At 16 I was at a comprehensive school in North London. I had long hair, parted in the middle, probably with peroxide slathered into it. Very dark eyebrows. No makeup. I had lots
of friends whose parents were in the Communist Party so we were going to see alternative films, reading alternative books – I was a big reader. We were very poor, a one-parent family living in council accommodation, but what was good about that time was that I was able to get a very good alternative education. Maybe because I was always in the art
department at school, that’s probably where I found most of my mentors.
That alternative education stopped me going down that prescribed route you can take when you’re poor, of being frightened of the arts and of taking risks. I went to art school when I was 17, confident that I was going to have an interesting life, even though I never had money. I still think that art education has served me well all through my life. It taught me how to look at life from a different angle, encouraged me to take weird routes, think creatively, take risks and not worry too much about failing. And now I’m old that creative thinking is fucking coming back into play I can tell you.
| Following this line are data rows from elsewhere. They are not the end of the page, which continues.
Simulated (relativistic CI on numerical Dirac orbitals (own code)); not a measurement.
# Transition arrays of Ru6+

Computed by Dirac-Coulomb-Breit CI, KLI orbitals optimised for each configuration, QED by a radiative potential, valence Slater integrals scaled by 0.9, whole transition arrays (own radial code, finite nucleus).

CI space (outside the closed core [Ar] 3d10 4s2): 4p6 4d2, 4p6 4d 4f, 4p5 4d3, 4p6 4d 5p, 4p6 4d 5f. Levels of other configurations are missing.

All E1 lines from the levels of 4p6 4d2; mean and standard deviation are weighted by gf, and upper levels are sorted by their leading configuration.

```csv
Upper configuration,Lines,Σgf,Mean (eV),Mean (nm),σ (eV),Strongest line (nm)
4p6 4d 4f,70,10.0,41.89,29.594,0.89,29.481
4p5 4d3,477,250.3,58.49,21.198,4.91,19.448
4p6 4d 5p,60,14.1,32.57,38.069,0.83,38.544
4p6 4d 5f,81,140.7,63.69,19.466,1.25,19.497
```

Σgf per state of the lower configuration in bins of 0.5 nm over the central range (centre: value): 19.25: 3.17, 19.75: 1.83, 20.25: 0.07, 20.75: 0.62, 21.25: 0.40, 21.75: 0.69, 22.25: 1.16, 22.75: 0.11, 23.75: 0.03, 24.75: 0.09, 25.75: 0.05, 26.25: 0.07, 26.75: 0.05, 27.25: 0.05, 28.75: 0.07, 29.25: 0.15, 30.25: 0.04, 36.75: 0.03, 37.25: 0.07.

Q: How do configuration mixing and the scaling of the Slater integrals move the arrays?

I got on well with my mum when I was a teenager. I was out pretty much all the time, going to gigs or films. I was so much more sociable than I am now. And mum was pretty hands off, she gave me an incredible amount of freedom. She knew I was living a life she could never have lived when she was a working-class teenager. She taught me to ask, how can I make my life interesting, not the usual nine- to-five. She was always encouraging me to think for myself, question authority, and that made me a very antagonistic, unusual young woman. Underneath there was real self-doubt and terrible fear – there still is – but I’ve worked my whole life not to let that dominate me.
By the time I was 13 I’d seen lots of bands live, everything from Bowie and T. Rex to weird jazz. When I went to university I saw one of the Sex Pistols’ first gigs. Then I bumped into Sid Vicious and Johnny Rotten on Portobello Road and told them I was going to buy an electric guitar. And Sid said OK, I’ll be in a band with you. So he went off and got hold of a saxophone and we started meeting up in some squat. That folded after a few months and then I went to see The Slits play their first gig. And I had never seen anything like them in my life. They were just brilliant. So I rang them up. It was such a tiny scene, but everyone was trying to do something interesting, though most of us couldn’t sing or play an instrument. It doesn’t matter if you can’t play if you’ve got something to say, that was what we always said.
If someone had told that shy, frightened little Viv that one day she’d be in a real band and writing well-received books she’d say you’ve made a mistake. That was a life for intellectual men with wide educations, enormous talent and all the right contacts. Can you see how impossible that would seem to her? That would have been the life of my dreams. And when I’m grumping off to do something I don’t want to do, I should probably remind myself of that a bit more.
If I could take the 16-year-old Viv anywhere it would be to an open-air gig The Slits played at Alexandra Palace in 1980. That’s a venue I’d gone to lots of times as a child with my mum, and then to see gigs. I went there to rollerskate, have a snog behind the toilets. So to take her back there to this great big open-air concert. I think that was one of the pinnacles. But there have been a few of those – going to America, writing books and having them so well received. Being shortlisted for the Costa Prize. I mean honestly, when you think of everything I’ve done… it sounds pretty good.